ARM Technical Support Knowledge Articles

What is the fastest way to copy memory on a Cortex-A8?

Applies to: Cortex-A8, RealView Development Suite (RVDS)


Many applications frequently copy substantial amounts of data from one area of memory to another, typically using the memcpy() C library function. As this can be quite time consuming, it may be worth spending some time optimizing the functions that do this. There is no single ‘best method’ for implementing a copy routine, as the performance will depend upon many factors (see below). This article looks at seven possible schemes, and compares their performance in a particular system.

Target system and conditions

The various schemes were tested using a Beagle Board from Texas Instruments. This board is based on an OMAP 3530 SoC, which is based on an ARM Cortex-A8 processor. The implementations have been written with the assumption that the source address, destination address and number of bytes to transfer are all multiples of the level 1 cache line size (64 bytes). However, the tests all copied 16 Mbytes of data, so the overhead of checking alignment and ensuring the main loop could assume 64 byte alignment would be insignificant by comparison (this may not be the case for smaller memory copies). The execution time was measured using the performance counters integrated into the Cortex-A8 processor, which provide a highly accurate measure.

For all tests, the L1NEON bit was set, meaning that loads using the NEON instruction set can cause an L1 data cache linefill. Both the level 1 and level 2 caches are enabled, with both the code and data memory regions being used marked as cacheable. The MMU and branch prediction are also enabled.

Some of the routines make use of the preload instruction (PLD). This instruction causes the level 2 cache to start loading the data some time before the processor executes the code to access this data. This effectively starts the memory request early, so may mean the processor does not have to wait as long for it be available.

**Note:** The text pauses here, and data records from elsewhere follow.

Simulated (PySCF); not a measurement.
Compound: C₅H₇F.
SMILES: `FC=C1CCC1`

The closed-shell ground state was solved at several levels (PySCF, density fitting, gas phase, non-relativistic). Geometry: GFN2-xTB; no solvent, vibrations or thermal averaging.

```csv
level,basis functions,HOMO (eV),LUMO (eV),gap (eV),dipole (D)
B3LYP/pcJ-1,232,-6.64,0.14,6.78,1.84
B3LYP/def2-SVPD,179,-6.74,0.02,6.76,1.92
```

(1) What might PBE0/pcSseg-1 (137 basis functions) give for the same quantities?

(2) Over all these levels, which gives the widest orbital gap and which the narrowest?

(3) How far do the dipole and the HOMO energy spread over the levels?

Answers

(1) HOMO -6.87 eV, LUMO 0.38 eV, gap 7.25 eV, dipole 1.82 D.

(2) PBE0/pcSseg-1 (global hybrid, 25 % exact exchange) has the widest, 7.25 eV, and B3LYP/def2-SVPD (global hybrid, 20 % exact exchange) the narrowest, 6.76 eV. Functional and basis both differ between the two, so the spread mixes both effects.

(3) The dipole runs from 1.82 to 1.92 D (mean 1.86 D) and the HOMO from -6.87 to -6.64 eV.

  1. Word by Word memory copy

    This is a very simple loop which reads one word from the source, writes it to the destination and decrements a counter. The performance of this function is taken as the reference for the other tests.

          LDR r3, [r1], #4
          STR r3, [r0], #4
          SUBS r2, r2, #4
          BGE WordCopy

  2. Load-Multiple memory copy

    The previous example is modified to use LDM and STM instructions, transferring 8 words per iteration. Due to the extra registers used, these must be stored to the stack and later restored.

          PUSH {r4-r10}
          LDMIA r1!, {r3 - r10}
          STMIA r0!, {r3 - r10}
          SUBS r2, r2, #32
          BGE LDMloop
          POP {r4-r10}

  3. NEON memory copy

    This implementation uses NEON load and store instructions.

          VLDM r1!, {d0-d7}
          VSTM r0!, {d0-d7}
          SUBS r2, r2, #0x40
          BGE NEONCopy

  4. Word by Word memory copy with preload

          PLD [r1, #0x100]
          MOV r12, #16

          LDR r3, [r1], #4
          STR r3, [r0], #4
          SUBS r12, r12, #1
          BNE WordCopyPLD1
          SUBS r2, r2, #0x40
          BNE WordCopyPLD

  5. Load-Multiple memory copy with preload

          PUSH {r4-r10}
          PLD [r1, #0x80]
          LDMIA r1!, {r3 - r10}
          STMIA r0!, {r3 - r10}
          LDMIA r1!, {r3 - r10}
          STMIA r0!, {r3 - r10}
          SUBS r2, r2, #0x40
          BGE LDMloopPLD
          POP {r4-r10}
  6. NEON memory copy with preload

          PLD [r1, #0xC0]
          VLDM r1!,{d0-d7}
          VSTM r0!,{d0-d7}
          SUBS r2,r2,#0x40
          BGE NEONCopyPLD

  7. Mixed ARM and NEON memory copy with preload

    This final implementation interleaves ARM and NEON multiple load and store instructions, as well as using the preload instruction.

          PUSH {r4-r11}
          MOV r3, r0

          PLD [r1, #192]
          PLD [r1, #256]
          VLD1.64 {d0-d3}, [r1@128]!
          VLD1.64 {d4-d7}, [r1@128]!
          VLD1.64 {d16-d19}, [r1@128]!
          LDM r1!, {r4-r11}
          SUBS r2, r2, #128
          VST1.64 {d0-d3}, [r3@128]!
          VST1.64 {d4-d7}, [r3@128]!
          VST1.64 {d16-d19}, [r3@128]!
          STM r3!, {r4-r11}
          BGT ARMNEON
          POP {r4-r11}


Test Cycles Time (seconds) Mbytes per second Relative
Word by Word memory copy 52401776 0.104804 152.6665814 100%
Load-Multiple memory copy 47235011 0.09447 169.3658968 111%
NEON memory copy 52389453 0.104779 152.7024915 100%
Word by Word memory copy with PLD 68774347 0.137549 116.3224421 76%
Load-Multiple memory copy with PLD 53277011 0.106554 150.158574 98%
NEON memory copy with PLD 35102279 0.070205 227.9054303 149%
Mixed ARM and NEON memory copy 46742131 0.093484 171.1518031 112%

Some of these results may be surprising.

The Load-multiple routine offers only 11% better performance, despite requiring far fewer instructions to execute and not as many branch instructions. The increase is limited because the processor will be achieving a 100% instruction cache hit ratio, so instructions can easily be fetched as quickly as they can be executed. Branch prediction will also work efficiently in this example, negating the effect of executing more branches. The merging write buffer also means that the memory system sees burst writes, in the same way as it would for single word writes.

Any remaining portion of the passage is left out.